Open Source: Cheap Open Source Document Imaging - Page 2

Part of: Open Source

If you don't have a line like that in your /etc/fstab you can add it by typing as root:

(users with 2.4.x kernels use usbdevfs instead of usbfs)
echo 'none /proc/bus/usb usbfs auto,devmode=0666 0 0' >> /etc/fstab

Next, change USB access control:

umount /proc/bus/usb; mount /proc/bus/usb; mknod -m 666 /dev/usbscanner c 180 48

The scanner should now work properly.

Step 3: A Small Script

I wrote a small script to do all the processing for me. This way, I can just load some pages into the ADF and run the script. It will scan everything in, convert the images to pdf's, concatenate the individual pdf's, and then delete all the temporary files. It is pasted below:

=========
#!/bin/bash

#Automatic scan/conversion script
#Requires sane, imagemagick, and pdftk

#Scan in the pages
scanadf --mode "Black & White" --resolution 200

#Convert each page to a pdf file and delete the original image file
for file in image-*
do
convert $file $file.pdf
rm $file
done

#Concatenate all the individual pdf files into one single file and delete the original pdf files
pdftk image-*.pdf cat output $1.pdf
rm image-*.pdf

exit 0
=========

I have it configured to scan in black and white, with 200 dpi resolution. This works fine for the majority of things that I do and results in comparatively smaller files. If you wanted color scanning or higher resolutions, you could change them appropriately. I run the script by typing ./scan.sh filename, where filename is whatever I want the output file to be called. The .pdf extension is put on automatically in the script.

Conclusion

In all, the installation process (on Debian) takes approximately 10 minutes and the scanner only costs about $125. I don't know how many pages per hour can be imaged with this setup, but with my settings it takes approximately 2-3 seconds to scan a page and just a couple of minutes to scan a whole semester's worth of calculus notes. I'm not sure whether this could replace larger document imaging systems used in some companies because of the ADF size, but for personal and small business purposes it's a cheap and easy open source solution.


Originally posted at politicalapathy.com.

Page 1 — Page 2

Article tags

Spread the word
Bookmark and Share
Read comments on this article, and add some feedback of your own

Article comments

  • 1 - James Eglin

    Feb 01, 2006 at 12:26 pm

    Interesting approach. At what point are these files Named so they can later be retrieved?

  • 2 - Adam Drake

    Feb 01, 2006 at 12:58 pm

    James:

    The file name is supplied as an argument to the script. For example, if you were scanning notes from a class or something you would load them in the scanner and type "./scan.sh classnotes"

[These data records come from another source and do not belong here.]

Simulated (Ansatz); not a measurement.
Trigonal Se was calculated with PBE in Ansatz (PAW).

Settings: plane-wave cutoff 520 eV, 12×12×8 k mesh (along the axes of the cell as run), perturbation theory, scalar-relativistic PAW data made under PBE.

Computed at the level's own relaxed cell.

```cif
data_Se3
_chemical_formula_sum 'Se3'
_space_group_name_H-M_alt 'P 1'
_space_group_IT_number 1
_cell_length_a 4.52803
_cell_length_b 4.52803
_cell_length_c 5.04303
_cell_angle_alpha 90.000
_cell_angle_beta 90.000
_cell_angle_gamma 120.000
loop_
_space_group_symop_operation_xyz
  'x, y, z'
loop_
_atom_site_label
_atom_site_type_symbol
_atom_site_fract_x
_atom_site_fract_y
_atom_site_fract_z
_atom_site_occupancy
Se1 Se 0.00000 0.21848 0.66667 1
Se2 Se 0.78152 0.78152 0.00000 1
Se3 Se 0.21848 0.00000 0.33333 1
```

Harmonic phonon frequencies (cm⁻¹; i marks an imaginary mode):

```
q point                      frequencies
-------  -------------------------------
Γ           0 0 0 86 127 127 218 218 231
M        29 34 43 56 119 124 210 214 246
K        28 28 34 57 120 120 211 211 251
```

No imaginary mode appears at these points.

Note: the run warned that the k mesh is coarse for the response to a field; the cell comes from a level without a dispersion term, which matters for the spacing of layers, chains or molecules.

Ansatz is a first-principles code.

    That would create a file called classnotes.pdf in your current directory.

    I hope that answered your question, let me know if it didn't.

  • 3 - James Eglin

    Feb 01, 2006 at 3:59 pm

    Adam:

    Thank you. Don't computers need a file name to be unique?

  • 4 - Frank Russo

    Feb 01, 2006 at 4:16 pm

    I realize that this may be out of the article's scpe, but what do you use for document storage, organization , and retrieval? I mean, any scanner with a SANE driver and an auto sheet feeder can do what you have described above, but where is the FOSS replacemnt suite for Paperport/Omnipage/etc. I have been looking for one for quite a while now. Currently, I am using krusader to stay organized.

    Thanx Much,
    Frank Russo

  • 5 - Adam Drake

    Feb 02, 2006 at 9:12 am

    James:
    Filenames must be unique. I don't have any checks in the script to confirm that a file with the same name doesn't already exist but that could be easily added. I didn't need it for my purposes although I may expand this script later, at which time it will be added.

    Frank:
    I don't use anything special. If the document is to be network-accessible then it will be put on the network drive. Otherwise, I just move it wherever I want it to reside. I don't have any experience with either of the two commercial packages that you mentioned, so I can't really comment on them directly.

  • 6 - Brian C

    Feb 02, 2006 at 11:29 am

    I do something similar, but instead of converting each file to pdf then putting them together, ImageMagick can do that for you in one step.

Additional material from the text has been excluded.